For the frequent traveler or savvy consumer, airline credit cards have a lot to offer. Not all travel rewards credit cards are made equal, however, and even the most lucrative rewards programs may not be the best for you, if they don't match your lifestyle and spending habits. Here is a guide to how to find the best travel rewards credit card for you.

Most airline travel rewards cards fall into one of two categories: generic travel rewards cards and frequent flyer credit cards, which are affiliated with specific airlines. Generic travel rewards cards offer points that can be put towards travel on any airline as well as cruises, hotel stays, car rentals, and other travel related expenses. Frequent flyer credit cards, on the other hand, lets cardholders accrue miles from purchases, which are added directly to the cardholder&#039s frequent flyer account.

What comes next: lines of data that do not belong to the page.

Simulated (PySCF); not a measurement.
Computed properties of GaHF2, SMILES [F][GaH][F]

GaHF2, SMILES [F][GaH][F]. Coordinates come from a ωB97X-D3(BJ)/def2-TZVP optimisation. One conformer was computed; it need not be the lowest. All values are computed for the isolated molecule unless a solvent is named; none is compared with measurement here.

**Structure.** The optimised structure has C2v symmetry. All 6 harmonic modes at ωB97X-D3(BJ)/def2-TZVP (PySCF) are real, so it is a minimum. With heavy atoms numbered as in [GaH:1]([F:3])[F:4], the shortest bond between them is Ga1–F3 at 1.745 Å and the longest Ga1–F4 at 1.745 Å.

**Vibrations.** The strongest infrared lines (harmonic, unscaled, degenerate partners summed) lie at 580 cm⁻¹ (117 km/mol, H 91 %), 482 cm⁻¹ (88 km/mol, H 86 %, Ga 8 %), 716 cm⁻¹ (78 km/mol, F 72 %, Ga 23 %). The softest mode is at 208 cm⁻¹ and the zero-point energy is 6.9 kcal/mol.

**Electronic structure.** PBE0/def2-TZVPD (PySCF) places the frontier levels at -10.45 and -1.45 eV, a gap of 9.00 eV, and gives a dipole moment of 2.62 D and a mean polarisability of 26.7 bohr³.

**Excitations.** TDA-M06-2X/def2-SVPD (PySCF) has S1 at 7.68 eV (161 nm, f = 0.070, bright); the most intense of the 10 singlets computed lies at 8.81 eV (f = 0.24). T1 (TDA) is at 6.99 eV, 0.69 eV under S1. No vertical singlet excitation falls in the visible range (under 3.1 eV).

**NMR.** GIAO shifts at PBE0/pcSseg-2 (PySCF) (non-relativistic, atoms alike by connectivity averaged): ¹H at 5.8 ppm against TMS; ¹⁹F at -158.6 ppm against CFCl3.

Generic airline rewards credit cards generally speaking offer the most versatile rewards. However, generic travel rewards points can't be consolidated with frequent flyer miles, so cardholders have to rely on spending alone to generate rewards—which can make it harder to accumulate enough points for a free air ticket (or provide a potentially detrimental motivation to make excess purchases). In addition, rewards earnings are connected directly to the card itself and will be lost should the account be closed before earnings are cashed in.

Frequent flyer credit cards, on the other hand, combine credit card rewards miles with the frequent flyer miles earned from the affiliated airline, increasing the speed at which cardholders can earn free travel. Many frequent flyer cards also award premium mileage earnings on flight purchases made with card; purchases with the airline's partners—which may include car rental companies, clothing stores, and even office supply shops—may also earn double points.

Another drawback of frequent flyer credit cards is that they often come with higher APRs and more sizable annual fees. Of course, consumers who regularly carry a balance will want to use a low interest credit card instead, as the money paid in interest on a revolving balance will quickly undermine any money saved through travel rewards.

When looking to apply for a frequent flyer credit card or a generic travel rewards card, check the terms and conditions carefully. Some generic travel rewards cards, for example, require cardholders to book flights with three weeks of advance notice. Furthermore, some require a Saturday night stay during the trip, and still others disallow international travel. On the other hand, seat selection is available across multiple airlines, often providing more options for getting tickets at the desired travel times than may be available with frequent flyer credit cards, which are limited to one airline and its partner airlines.

As a general rule, generic travel rewards cards will best suit cardholders who put a large number of purchases on their card (but pay the balance off each month), and who want the flexibility of choosing any airline they wish to fly with. Frequent flyer credit cards, on the other hand, are a great option for travelers who is comfortable booking flights through one specific airline and its partners, and who prefer to optimize miles earnings through flights as well as purchases.